Sacramento City General Plan Update and Climate Action Plan – Comments due Nov 4, 2019

The City of Sacramento has issued a Revised Notice of Preparation (NOP) of a Master Environmental Impact Report (MEIR) for the City of Sacramento 2040 General Plan Update and Climate Action Plan.

The City is initiating the 2040 General Plan Update and Climate Action Plan, consistent with the City’s requirement to revise and update the General Plan every five years, as necessary, to address significant emerging trends, recent state statutes, new issues, and to update the status of implementation measures.

As lead agency, the City of Sacramento has issued a Revised NOP to inform trustee and responsible agencies, and the public, of the decision to undertake preparation of a MEIR and to provide information and clarification for the General Plan Update and MEIR as to the existing designated Special Study Areas that are in physical proximity to the city limits. These study areas on the edge of the city were previously defined by the City over a decade ago as unincorporated areas that are of interest to the City, as the planning of the areas necessitates interjurisdictional cooperation with Sacramento County and other entities.
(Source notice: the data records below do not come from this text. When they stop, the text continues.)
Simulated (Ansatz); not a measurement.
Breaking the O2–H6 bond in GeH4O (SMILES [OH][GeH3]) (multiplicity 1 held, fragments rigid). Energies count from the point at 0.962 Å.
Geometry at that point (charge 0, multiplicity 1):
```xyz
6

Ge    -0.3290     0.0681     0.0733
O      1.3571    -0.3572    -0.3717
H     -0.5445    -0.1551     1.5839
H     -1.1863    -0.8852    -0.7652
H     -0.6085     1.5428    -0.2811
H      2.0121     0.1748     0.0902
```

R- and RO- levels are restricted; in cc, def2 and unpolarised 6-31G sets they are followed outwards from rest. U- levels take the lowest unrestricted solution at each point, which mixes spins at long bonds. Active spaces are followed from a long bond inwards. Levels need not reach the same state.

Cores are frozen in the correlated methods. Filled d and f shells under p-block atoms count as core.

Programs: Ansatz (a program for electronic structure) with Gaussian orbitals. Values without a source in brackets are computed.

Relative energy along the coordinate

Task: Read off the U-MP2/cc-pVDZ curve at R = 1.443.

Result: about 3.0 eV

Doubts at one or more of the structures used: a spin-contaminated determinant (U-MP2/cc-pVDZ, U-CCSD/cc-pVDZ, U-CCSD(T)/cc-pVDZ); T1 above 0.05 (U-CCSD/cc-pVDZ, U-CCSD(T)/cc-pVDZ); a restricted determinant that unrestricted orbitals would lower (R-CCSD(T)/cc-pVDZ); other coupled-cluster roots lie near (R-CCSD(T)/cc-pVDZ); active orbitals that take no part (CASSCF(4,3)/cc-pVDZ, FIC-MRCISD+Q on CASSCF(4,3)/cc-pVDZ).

The Revised NOP is available on the City’s Community Development Department webpage.

The Revised NOP circulation period is from October 3, 2019 to November 4, 2019. Written comments on the scope of the MEIR will be accepted until 4 p.m. on Monday, November 4, 2019.

Please submit comments to:

Scott Johnson, Senior Planner
Community Development Department
300 Richards Boulevard, Third Floor
Sacramento, CA 95811
Email: srjohnson [at] cityofsacramento [dot] org

Additional information on the 2040 General Plan Update and Climate Action Plan is available here.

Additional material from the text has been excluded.